What do you think about the Respect campaign, building on the opposition
to war?

It's a middle class campaign. Respect's manifesto does not mention the working
class. You will not see those two words together anywhere. They talk about poor
people and how terrible things happen to poor people ? one can only deduce that
for them the working class are victims. But we are not. There is no resonance
there with working class communities in London.

I was on the demonstration against the war. By and large there were two things
that united people on that demonstration: their opposition to the war, which
was for a variety of reasons, and their class. It was a middle class demonstration.
A million people against an illegal declaration of war on another country, well,
if we couldn't do that, there's not much hope for this country. I don't see
it as a massive, dramatic break with the old ways. Of course every generation
has a radical element of young people, but it is about what you do with it.

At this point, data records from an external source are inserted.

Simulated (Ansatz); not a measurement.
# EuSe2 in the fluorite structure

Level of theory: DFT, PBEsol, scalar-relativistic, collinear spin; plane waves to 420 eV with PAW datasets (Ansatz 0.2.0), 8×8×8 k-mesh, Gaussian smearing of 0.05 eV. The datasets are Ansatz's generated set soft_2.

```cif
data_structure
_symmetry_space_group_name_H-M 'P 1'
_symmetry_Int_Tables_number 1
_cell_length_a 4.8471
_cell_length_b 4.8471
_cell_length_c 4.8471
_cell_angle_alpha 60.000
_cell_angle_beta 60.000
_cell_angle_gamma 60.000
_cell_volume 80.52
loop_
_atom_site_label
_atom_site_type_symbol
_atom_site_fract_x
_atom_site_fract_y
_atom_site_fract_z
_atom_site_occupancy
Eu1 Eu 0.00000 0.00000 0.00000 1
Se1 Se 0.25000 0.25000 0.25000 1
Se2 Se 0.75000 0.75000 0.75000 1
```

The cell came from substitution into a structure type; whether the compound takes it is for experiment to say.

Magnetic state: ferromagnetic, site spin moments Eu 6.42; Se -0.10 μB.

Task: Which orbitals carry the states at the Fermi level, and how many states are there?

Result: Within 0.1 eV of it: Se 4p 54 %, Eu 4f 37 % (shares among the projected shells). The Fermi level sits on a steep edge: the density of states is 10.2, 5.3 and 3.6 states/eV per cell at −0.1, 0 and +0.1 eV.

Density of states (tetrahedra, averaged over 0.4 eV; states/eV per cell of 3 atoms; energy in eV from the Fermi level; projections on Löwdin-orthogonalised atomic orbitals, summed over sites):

It has been said that you downplay industrial class struggle? How do
you see that?

Trade unions will always have a role in defending terms and conditions. But
the reality in Britain is that big industry has been all but been demolished
and replaced with small production. We don't have the mining, steel, etc. industries,
the sectors that threw up the big trade unions.

It's not always about industrial struggle. When John Maclean was organising
in Scotland he cycled for miles to teach workers how to read. The big demonstrations
in Glasgow during the war arose from women refusing to pay increased rents.
The women had to march on the factories to get the men out.

Throughout history there has been a marriage between organised workers and
the community. But for the left it seems to be a prohibitive way of organising.
What's the problem with community struggles? Every trade unionist has to live
somewhere and by and large they live in working class communities. Why would
we want to separate the two?

After all there is now an absence of mass agitation by the workers movement
and the community at large. So chosing one over the other hardly makes sense.

The question is how do you get the working class from its current battered
position to making gains? Should the final victory come from workers organised
at the point of production, or from the streets of the estates? That is completely
irrelevant at this time.

Right now we have very few rights. What we do have is being taken away from
us. We have no working class political organisation. You have to start from
where you are. In a sense the scope for that is enormous, because we have nothing.
We could start anywhere and it would make a difference.

At the moment the IWCA sees the potential for starting to make gains in the
communities and that will necessarily involve trade unionists. But if the left
put its resources into anything, as opposed to itself and its own opportunist
gains, then there would be a possibility of moving forward.